Delta Lake is an open format storage layer that puts standards in place in an organization’s data lake to provide data structure and governance. These standards ensure that all the data stored in a data lake is reliable and ready to use for business needs. It was developed at Databricks and open-sourced in early 2019.
Why Delta Lake?
Delta Lake was created by Databricks to help organizations address challenges with storing and managing big data using data lakes. These challenges are addressed in other Databricks Academy courses but for context, we'll summarize them here.
Data lakes are popular choices for data storage due to their inherent flexibility over data warehouses. Besides storing all types of data (structured, unstructured, and semi-structured), they also store data relatively cheaply compared to data warehouses. Data lakes are crucial to organizations running big data and analytics projects because unstructured data like videos and audio files lend themselves nicely to AI analytics techniques like machine learning. Plus, economic data storage allows organizations to keep data for longer periods of time until they decide what the best uses for that data are, without incurring hefty costs.
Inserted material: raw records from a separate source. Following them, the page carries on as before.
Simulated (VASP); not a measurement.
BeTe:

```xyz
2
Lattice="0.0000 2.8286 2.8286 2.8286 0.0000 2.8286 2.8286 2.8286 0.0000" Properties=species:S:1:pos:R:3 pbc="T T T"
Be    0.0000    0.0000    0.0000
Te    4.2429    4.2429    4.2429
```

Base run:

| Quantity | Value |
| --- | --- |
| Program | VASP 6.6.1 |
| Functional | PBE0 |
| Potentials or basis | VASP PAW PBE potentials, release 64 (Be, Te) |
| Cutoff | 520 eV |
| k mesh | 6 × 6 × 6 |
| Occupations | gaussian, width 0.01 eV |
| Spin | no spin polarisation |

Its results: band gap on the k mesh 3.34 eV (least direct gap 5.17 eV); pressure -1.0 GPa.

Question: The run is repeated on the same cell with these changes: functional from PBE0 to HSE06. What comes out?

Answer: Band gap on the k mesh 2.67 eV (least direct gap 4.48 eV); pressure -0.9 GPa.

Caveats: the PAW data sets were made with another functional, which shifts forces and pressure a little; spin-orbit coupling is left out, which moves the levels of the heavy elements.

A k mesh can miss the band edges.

The flexibility that data lakes bring to data management and storage is also one of their biggest shortcomings. Because they store all data types for long periods, data lakes can quickly become data swamps. Data swamps are data lakes that are difficult to navigate and manage. Delta Lake was designed to bring the governance and structure of data warehouses into data lakes to, above all else, ensure that the data in an organization’s data lake is reliable for use in big data and AI projects.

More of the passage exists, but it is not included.